Multi-Level Representation Learning for Deep Subspace Clustering
Kheirandishfard, Mohsen, Zohrizadeh, Fariba, Kamangar, Farhad
This paper proposes a novel deep subspace clustering approach which uses convolutional autoencoders to transform input images into new representations lying on a union of linear subspaces. The first contribution of our work is to insert multiple fully-connected linear layers between the encoder layers and their corresponding decoder layers to promote learning more favorable representations for subspace clustering. These connection layers facilitate the feature learning procedure by combining low-level and high-level information for generating multiple sets of self-expressive and informative representations at different levels of the encoder. Moreover, we introduce a novel loss minimization problem which leverages an initial clustering of the samples to effectively fuse the multi-level representations and recover the underlying subspaces more accurately. The loss function is then minimized through an iterative scheme which alternatively updates the network parameters and produces new clusterings of the samples. Experiments on four real-world datasets demonstrate that our approach exhibits superior performance compared to the state-of-the-art methods on most of the subspace clustering problems.
Learning Options from Demonstration using Skill Segmentation
Cockcroft, Matthew, Mawjee, Shahil, James, Steven, Ranchod, Pravesh
We present a method for learning options from segmented demonstration trajectories. The trajectories are first segmented into skills using nonparametric Bayesian clustering and a reward function for each segment is then learned using inverse reinforcement learning. From this, a set of inferred trajectories for the demonstration are generated. Option initiation sets and termination conditions are learned from these trajectories using the one-class support vector machine clustering algorithm. We demonstrate our method in the four rooms domain, where an agent is able to autonomously discover usable options from human demonstration. Our results show that these inferred options can then be used to improve learning and planning.
A Classification-Based Approach to Semi-Supervised Clustering with Pairwise Constraints
ลmieja, Marek, Struski, ลukasz, Figueiredo, Mรกrio A. T.

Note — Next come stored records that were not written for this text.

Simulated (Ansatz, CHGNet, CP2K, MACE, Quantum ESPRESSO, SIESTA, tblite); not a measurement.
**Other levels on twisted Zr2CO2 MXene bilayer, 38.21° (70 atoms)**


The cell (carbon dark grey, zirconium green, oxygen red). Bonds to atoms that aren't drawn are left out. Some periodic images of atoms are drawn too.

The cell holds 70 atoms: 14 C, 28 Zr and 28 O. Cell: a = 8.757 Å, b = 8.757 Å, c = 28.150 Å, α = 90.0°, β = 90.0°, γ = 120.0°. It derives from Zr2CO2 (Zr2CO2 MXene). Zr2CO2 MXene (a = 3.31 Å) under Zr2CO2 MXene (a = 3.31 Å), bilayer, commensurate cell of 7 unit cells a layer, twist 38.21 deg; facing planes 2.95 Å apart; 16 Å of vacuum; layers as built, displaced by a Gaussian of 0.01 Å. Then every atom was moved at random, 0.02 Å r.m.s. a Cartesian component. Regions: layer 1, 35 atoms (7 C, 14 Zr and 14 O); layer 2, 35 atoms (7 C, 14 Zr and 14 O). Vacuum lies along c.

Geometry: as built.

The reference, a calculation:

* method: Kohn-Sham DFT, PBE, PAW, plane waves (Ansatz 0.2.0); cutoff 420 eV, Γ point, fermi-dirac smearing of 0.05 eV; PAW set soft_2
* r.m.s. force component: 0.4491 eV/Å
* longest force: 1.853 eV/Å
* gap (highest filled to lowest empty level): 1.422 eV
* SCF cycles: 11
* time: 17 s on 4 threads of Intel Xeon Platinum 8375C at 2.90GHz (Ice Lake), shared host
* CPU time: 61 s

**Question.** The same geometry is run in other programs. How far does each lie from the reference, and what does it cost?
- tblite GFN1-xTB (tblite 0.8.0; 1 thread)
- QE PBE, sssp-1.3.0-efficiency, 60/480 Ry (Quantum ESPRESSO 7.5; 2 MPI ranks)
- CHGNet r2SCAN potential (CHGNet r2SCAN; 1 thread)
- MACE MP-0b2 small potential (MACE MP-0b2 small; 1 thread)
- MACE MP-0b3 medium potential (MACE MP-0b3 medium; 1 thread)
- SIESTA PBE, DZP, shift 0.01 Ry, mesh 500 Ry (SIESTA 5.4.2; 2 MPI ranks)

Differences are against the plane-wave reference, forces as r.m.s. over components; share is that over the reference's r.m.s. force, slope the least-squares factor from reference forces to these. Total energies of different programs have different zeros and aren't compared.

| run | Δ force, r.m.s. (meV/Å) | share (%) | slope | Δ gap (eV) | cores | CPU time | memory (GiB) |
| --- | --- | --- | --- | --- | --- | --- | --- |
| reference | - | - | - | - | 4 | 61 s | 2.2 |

A Classification-Based Approach to Semi-Supervised Clustering with Pairwise Constraints Marek Smieja a,, ลukasz Struski a, Mรกrio A. T. Figueiredo b a Faculty of Mathematics and Computer Science, Jagiellonian University, Krakรณw, Poland b Instituto de T elecomunicaรงรตes, Instituto Superior Tรฉcnico, Universidade de Lisboa, Lisbon, PortugalAbstract In this paper, we introduce a neural network framework for semi-supervised clustering (SSC) with pairwise (must-link or cannot-link) constraints. In contrast to existing approaches, we decompose SSC into two simpler classification tasks/stages: the first stage uses a pair of Siamese neural networks to label the unlabeled pairs of points as must-link or cannot-link; the second stage uses the fully pairwise-labeled dataset produced by the first stage in a supervised neural-network-based clustering method. The proposed approach, S 3 C 2 (Semi-Supervised Siamese C lassifiers for C lustering), is motivated by the observation that binary classification (such as assigning pairwise relations) is usually easier than multi-class clustering with partial supervision. On the other hand, being classification-based, our method solves only well-defined classification problems, rather than less well specified clustering tasks. Extensive experiments on various datasets demonstrate the high performance of the proposed method. Keywords: semi-supervised clustering, deep learning, neural networks, pairwise constraints 1. Introduction Clustering is an important unsupervised learning tool often used to analyze the structure of complex high-dimensional data. Semi-supervised clustering (SSC) methods tackle this issue by leveraging partial prior information about class labels, with the goal of obtaining partitions that are better aligned with true classes [1, 2, 3, 4, 5, 6]. One typical way of injecting class label information into clustering is in the form of pairwise constraints (typically, must-link and cannot-link constraints), or pairwise preferences (e.g., should-link and shouldn't-link), which indicate whether a given pair of points is believed to belong to the same or different classes. Most SSC approaches rely on adapting existing unsupervised clustering methods to handle partial (namely, pairwise) information [7, 8, 4, 5, 6, 9]. This requires transferring class-label knowledge into a clustering algorithm, which is often unnatural and puts a higher weight on clustering structure than on class labels.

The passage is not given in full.